The Court of Appeal has decided that LLP members do not glean employment/worker status by reason of their LLP membership alone. In the case of Bates van Winkelhof v. Clyde & Co LLP, the Court of Appeal has decided that a member of an LLP is not a 'worker' eligible to bring a whistleblowing claim.
There is no argument that LLP members have the express rights under Equality Act 2010 (in the same way as partners in general partnerships) protecting them from discrimination. However, the Court of Appeal considered whether an Employment Tribunal had territorial jurisdiction to hear a discrimination claim from an LLP member who worked mainly abroad.
In this case, Ms van Winkelhof was a member of Clyde & Co LLP (an English LLP). She worked principally but not exclusively in Tanzania via a joint venture with Ako Law.
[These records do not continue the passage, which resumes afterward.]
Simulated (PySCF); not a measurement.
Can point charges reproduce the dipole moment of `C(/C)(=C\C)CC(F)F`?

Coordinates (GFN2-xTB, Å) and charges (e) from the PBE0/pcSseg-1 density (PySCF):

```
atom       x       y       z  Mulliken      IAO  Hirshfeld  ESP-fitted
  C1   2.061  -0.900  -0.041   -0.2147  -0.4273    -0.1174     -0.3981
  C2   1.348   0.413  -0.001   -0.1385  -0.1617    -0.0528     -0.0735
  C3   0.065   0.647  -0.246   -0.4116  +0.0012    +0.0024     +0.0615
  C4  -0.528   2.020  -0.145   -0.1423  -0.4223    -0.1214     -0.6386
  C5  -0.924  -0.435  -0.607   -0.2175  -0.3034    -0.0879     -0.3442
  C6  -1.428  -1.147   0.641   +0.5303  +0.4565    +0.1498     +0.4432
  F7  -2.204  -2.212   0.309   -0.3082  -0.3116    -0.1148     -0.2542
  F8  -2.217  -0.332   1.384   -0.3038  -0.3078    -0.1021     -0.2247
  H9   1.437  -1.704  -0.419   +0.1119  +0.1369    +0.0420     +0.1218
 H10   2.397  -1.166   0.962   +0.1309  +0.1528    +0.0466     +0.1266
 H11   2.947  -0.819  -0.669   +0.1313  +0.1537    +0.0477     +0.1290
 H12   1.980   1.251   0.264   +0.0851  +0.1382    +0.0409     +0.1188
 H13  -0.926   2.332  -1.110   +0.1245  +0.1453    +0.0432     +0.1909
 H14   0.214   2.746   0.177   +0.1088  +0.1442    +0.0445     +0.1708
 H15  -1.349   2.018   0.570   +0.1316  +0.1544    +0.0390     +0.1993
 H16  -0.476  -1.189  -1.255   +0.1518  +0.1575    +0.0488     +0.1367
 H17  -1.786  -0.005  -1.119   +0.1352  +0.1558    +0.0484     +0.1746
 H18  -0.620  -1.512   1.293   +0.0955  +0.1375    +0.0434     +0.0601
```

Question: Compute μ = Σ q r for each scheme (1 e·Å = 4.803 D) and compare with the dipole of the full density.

Ms van Winkelhof was suspended, and expelled, from Clyde & Co LLP after making a money laundering report regarding Ako Law. She brought claims against Clyde & Co LLP for protection for whistleblowing and a claim for sex and pregnancy discrimination.
Status of LLP members
In deciding whether LLP members can be workers (and therefore have protection from whistleblowing), the Court of Appeal considered:
- section 4(4) of the Limited Liability Partnerships Act 2000. This "puzzling section to interpret" requires the Court to ask whether, if the member in question was a partner in a general partnership under the Partnership Act 1890, he would have been an employee;
- whether a partner in a general partnership could be a 'worker'. This took into account that a general partnership has no separate legal entity, and therefore, it was a legal impossibility for partners to be employed by themselves. Whilst an LLP has a separate legal entity, it was considered that a member could not acquire employment/worker status by reason of the incorporation; and
- the sociological fact that workers/employees are subordinate to the employer. Elias LJ found that the partnership concept is the "antithesis of subordination". This is the case even though the contractual arrangements between the partners may confer different powers on different groups of partners.
The Court of Appeal found that had Clyde & Co LLP been a general partnership, there was no doubt that Ms van Winkelhof was pursuing a business for profit in common with others and therefore would have been a partner. Applying the considerations set out above, as a partner, she could not be a 'worker'.
Accordingly, an LLP member cannot be regarded as being a worker or employee of the LLP by reason of his or her membership alone. When a partnership under the Partnership Act 1890 converts into an LLP under the Limited Liability Partnerships Act 2000, the status of a partner/member did not change.
The consequence of this is that that LLP members do not have the full range of employment-type rights (follow link for Employment notes).
LLP members have direct rights conferred on them by section 45 of the Equality Act 2010 which protect them from discrimination. Section 44 gives the same rights to partners in general partnerships.
The Court of Appeal considered the territorial scope of these rights in Ms van Winkelhof's circumstances. The Employment Tribunal had found that Ms van Winkelhof had strong connections with Great Britain including the fact she worked partly in London and she visited London for work regularly.
The Court of Appeal ruled that where an LLP member lives and/or works for at least part of her time in Britain, the test is whether there is a sufficiently strong connection to this country and this was satisfied in Ms van Winkelhof's case. If the LLP member is based wholly abroad, then the tribunal must carry out a comparative exercise to see which jurisdiction has the strongest connection.
This decision confirms that the rights of members or partners are neither gained nor lost on conversion from general partnership to an LLP. However, the Court of Appeal's decision may well be appealed so this is unlikely to be the last word on the subject of LLP member's rights.